The Sneaky Costs of Scaling Serverless

#20

August 05, 2024

Up front disclosures: I am a former Netlify employee (it’s been over a year ago) and currently receive sponsored hosting services from both Vercel and Netlify.

If I’m completely frank, the 11ty Screenshots API has been a bit of a maintenance annoyance over the years: it’s a beefy bundle and a bit of a resource hog. Historically Netlify has graciously provided hosting, but I’ve been getting increasingly uneasy about having all of my eggs in one hosting basket.

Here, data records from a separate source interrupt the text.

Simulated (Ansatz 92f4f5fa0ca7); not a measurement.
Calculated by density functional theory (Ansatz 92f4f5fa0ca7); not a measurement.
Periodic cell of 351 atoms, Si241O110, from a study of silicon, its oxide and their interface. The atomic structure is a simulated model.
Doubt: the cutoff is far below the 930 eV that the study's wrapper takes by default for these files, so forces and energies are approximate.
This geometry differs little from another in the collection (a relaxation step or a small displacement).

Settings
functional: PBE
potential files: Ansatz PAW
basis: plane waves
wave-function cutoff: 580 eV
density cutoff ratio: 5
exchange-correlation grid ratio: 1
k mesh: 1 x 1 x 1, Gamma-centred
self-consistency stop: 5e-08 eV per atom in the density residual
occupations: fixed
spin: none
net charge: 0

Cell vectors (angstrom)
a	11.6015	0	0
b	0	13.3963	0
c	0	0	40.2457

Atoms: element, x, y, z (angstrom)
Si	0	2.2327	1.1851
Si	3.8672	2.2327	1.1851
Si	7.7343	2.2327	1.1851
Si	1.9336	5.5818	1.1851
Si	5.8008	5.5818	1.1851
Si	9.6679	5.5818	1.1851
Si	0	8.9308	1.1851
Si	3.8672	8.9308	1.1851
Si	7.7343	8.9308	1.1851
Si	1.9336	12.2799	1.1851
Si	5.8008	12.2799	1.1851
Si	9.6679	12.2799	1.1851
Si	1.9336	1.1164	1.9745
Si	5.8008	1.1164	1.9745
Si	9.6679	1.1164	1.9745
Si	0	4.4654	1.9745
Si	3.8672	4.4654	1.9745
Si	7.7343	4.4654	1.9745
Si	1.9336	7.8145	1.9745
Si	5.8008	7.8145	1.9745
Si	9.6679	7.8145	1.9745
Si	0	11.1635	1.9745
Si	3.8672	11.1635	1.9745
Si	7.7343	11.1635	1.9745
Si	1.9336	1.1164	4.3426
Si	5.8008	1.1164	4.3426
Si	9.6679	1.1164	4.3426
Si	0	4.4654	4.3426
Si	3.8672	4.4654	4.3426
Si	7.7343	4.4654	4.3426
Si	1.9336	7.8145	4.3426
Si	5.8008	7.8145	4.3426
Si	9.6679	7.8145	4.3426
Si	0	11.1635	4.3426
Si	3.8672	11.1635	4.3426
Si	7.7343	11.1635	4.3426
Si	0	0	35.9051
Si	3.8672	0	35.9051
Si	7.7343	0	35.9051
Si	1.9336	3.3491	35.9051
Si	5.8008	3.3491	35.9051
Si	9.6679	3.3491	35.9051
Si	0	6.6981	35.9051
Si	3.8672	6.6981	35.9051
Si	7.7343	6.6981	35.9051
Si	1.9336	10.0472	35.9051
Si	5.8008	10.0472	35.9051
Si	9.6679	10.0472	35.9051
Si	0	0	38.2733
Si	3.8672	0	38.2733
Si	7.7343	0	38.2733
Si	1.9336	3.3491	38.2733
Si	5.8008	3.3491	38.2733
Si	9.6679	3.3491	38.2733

So I decided to take the plunge and migrate it elsewhere, mostly to see what it would really cost. I learned a few things along the way (and made a few mistakes)—hopefully writing them up can help you save some money on your hosting bill, too.

First stop, Vercel

The 11ty Screenshots API uses headless Chromium and Puppeteer, provided via a community fork of Chromium to fit inside the various bundle file size limits of hosting providers (Netlify is 50 MB compressed, Vercel is 250 MB uncompressed).

The deployment to Vercel was quick and easy: without hiccups. The live-updating Domains panel in the Project Settings of the Vercel app is very impressive. It tells you exactly what records to add to your DNS provider and recognized immediately when I configured things correctly. This was especially appreciated as I tend to sweat when making DNS changes.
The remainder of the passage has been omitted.